User:Danimlucht/sandbox
Metadata management <also known as metadata strategy> is a term used to describe the necessary steps taken to effectively and accurately manage metadata within a targeted environment.
There are many unique advantages to implementing a metadata strategy:
Advantages
[edit]According to EW Solutions, those advantages are:
- Offer recognition of value of data and its components
- Develop a map for managing expanding information requirements
- Highlight the importance of enterprise data management
- Address data quality, data integrity, and data reuse
- Enable strategic information to be consistently and accurately derived from operational data
- Improve productivity through component development, management and reuse
- Reduce time necessary for software development cycle
- Share information with customers and business partners
- An enterprise perspective of information resources and impact analysis provides competitive advantage
Goal
[edit]In essence, managing metadata will promote cooperation between responsible parties, allow for easier accessibility and efficiency in searching for data, and promote accuracy when creating and cataloging databases/database fields. Implementing a metadata management protocol will also provide common structure and naming standards which can assist in enterprise data management.
Barriers
[edit]Implementing a metadata strategy is not always an easy "get". There are many barriers to convince executive of the importance and overall necessity of a project of this magnitude.
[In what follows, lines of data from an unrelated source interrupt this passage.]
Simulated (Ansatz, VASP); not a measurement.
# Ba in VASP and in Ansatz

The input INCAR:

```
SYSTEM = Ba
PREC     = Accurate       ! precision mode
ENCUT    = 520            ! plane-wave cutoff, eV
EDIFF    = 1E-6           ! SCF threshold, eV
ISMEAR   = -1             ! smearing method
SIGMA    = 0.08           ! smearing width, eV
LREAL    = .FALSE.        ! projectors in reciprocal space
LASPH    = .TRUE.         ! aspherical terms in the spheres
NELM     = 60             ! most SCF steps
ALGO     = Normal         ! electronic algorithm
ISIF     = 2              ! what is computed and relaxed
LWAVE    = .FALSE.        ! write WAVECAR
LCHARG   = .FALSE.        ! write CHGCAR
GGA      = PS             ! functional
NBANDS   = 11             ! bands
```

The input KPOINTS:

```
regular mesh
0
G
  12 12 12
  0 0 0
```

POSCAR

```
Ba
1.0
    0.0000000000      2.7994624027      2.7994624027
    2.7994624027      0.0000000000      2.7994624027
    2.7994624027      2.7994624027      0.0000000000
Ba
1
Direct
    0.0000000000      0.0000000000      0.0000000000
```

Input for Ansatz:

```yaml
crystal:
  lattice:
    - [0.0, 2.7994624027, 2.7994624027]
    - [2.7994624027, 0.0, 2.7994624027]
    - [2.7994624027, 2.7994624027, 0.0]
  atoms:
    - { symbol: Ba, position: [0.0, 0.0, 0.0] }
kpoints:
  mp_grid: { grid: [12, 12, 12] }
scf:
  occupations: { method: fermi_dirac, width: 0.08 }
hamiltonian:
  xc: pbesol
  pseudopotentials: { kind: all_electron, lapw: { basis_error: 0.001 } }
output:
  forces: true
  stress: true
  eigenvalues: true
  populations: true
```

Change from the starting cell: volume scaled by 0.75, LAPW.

- Resources - In an enterprise environment, the sheer amount of metadata already present (and likely unaccounted for) could signify an enormous resource shortage - identifying and cataloging the existing metadata could span an extended time period.
- Investment - Convincing executives and sponsors of the importance metadata represents is always challenging. New project which don't have any immediate visible or financial advantages (and, in fact, will cost a substantial amount to initiate) are not high on prioritization lists.
- Necessity - "But we've always done it this way..." is a standard reaction to adopting new procedures. When naming conventions or standard procedures are verbally passed on in an enterprise environment, there is always the chance (and likelihood) of instructions changing over time.
Lifecycle
[edit]In Step I - the incumbent metadata manager does extensive research into current metadata practices, procedures, and case studies in order to formulate a comprehensive implementation plan for future metadata needs.
- Researching metadata needs
This step is the initial scope assessment. During this phase, the investigation will look into the current metadata procedures and collections, what the ultimate goal in compiling metadata is, and which participants will be involved in the project. In order to acquire this information, interview and questioning techniques should be utilized. "The purpose of the interview is to acquire preliminary information and contacts, and also to establish a better understanding between metadata staff and content providers regarding the project background information. In the interviews, contact information, metadata schedule, metadata scope, legacy system, metadata context and metadata role and function have to be included and clarified.[5]"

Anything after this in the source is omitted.